A student who attended Virginia Tech last fall provided obscenity- and violence-laced screenplays that he said Cho wrote as part of a playwriting class they both took. One, “Richard McBeef,” was about a fight between a stepson and his stepfather, and involved throwing of hammers and attacks with a chain saw – in one scene the stepson tries to kill the stepfather by suffocating him with a Rice Krispies treat.
Another, “Mr. Brownstone,” was about students fantasizing about stalking and killing a teacher who sexually molested them.
“When we read Cho’s plays, it was like something out of a nightmare,” wrote a former classmate, Ian MacFarlane, an AOL staffer who posted the two plays on the Internet. “The plays had really twisted, macabre violence. … Before Cho got to class that day, we students were talking to each other with serious worry about whether he could be a school shooter.”
“We always joked we were just waiting for him to do something, waiting to hear about something he did,” said another classmate, Stephanie Derry. “But when I got the call it was Cho who had done this, I started crying, bawling.”
Professor Carolyn Rude, chairwoman of the university’s English department, said Cho’s writing was so disturbing that he had been referred to the university’s counseling service.
Rude said she did not know when he was referred for counseling, or what the outcome was.
Cho arrived in the United States as an 8-year-old from South Korea in 1992 and lived as a legal permanent resident. His parents, who are in seclusion refusing to talk to the media, run a dry cleaning business in Centreville, Va., according to federal investigation sources. Cho’s sister is a graduate of Princeton.
“If he sees you, he turns around and goes the other way,” said Alia Shasha, who has lived next door to Cho’s family in suburban Centreville, Va., for seven years. “All of high school, I never saw him with a friend. No one knows him. He’s a lonely guy.”
Cho kept to himself, shooting baskets and riding a bike alone. He graduated from nearby Westfield High School in 2003. Fairfax County school officials said that he had been in the Science Club as a sophomore but had not supplied his picture for his senior yearbook.
Two victims of the killing spree were graduates of the same high school, but there was no indication they were targeted by Cho.
At the Harper Hall dorm, Cho shared a bedroom with Joseph Aust, a sophomore majoring in electrical engineering. Aust said he knew barely anything about him, and the two hardly spoke. Aust said when they moved in together, Cho told him he was a business major.
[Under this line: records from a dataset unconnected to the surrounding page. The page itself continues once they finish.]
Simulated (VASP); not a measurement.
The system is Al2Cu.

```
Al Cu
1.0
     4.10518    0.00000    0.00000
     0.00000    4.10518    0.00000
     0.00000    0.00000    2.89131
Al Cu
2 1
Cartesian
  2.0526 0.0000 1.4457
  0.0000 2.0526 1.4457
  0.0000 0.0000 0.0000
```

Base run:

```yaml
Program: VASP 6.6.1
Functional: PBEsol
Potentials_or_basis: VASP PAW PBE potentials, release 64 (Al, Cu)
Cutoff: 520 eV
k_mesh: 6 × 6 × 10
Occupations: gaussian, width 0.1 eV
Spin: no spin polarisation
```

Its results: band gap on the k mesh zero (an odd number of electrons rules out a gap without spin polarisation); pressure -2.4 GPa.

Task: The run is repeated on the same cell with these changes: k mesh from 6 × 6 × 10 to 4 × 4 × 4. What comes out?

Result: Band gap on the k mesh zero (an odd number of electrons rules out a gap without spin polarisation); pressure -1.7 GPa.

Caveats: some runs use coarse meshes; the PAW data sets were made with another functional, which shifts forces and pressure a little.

He said Cho didn’t appear to have any friends or a girlfriend. He also didn’t have any decorations, posters or photos in his room, just his laptop, books and clothes. Aust said he tried talking to him a couple of times.
“He would just give one-word answers, not try to carry on a conversation.”
Classmates painted a similar picture. Some said that on the first day of a British literature class last year, the 30 or so students went around and introduced themselves. When it was Cho’s turn, he didn’t speak.
On the sign-in sheet where everyone else had written their names, Cho had written a question mark. “Is your name, ‘Question mark?’” classmate Julie Poole recalled the professor asking. The young man offered little response.
“He didn’t reach out to anyone. He never talked,” Poole said.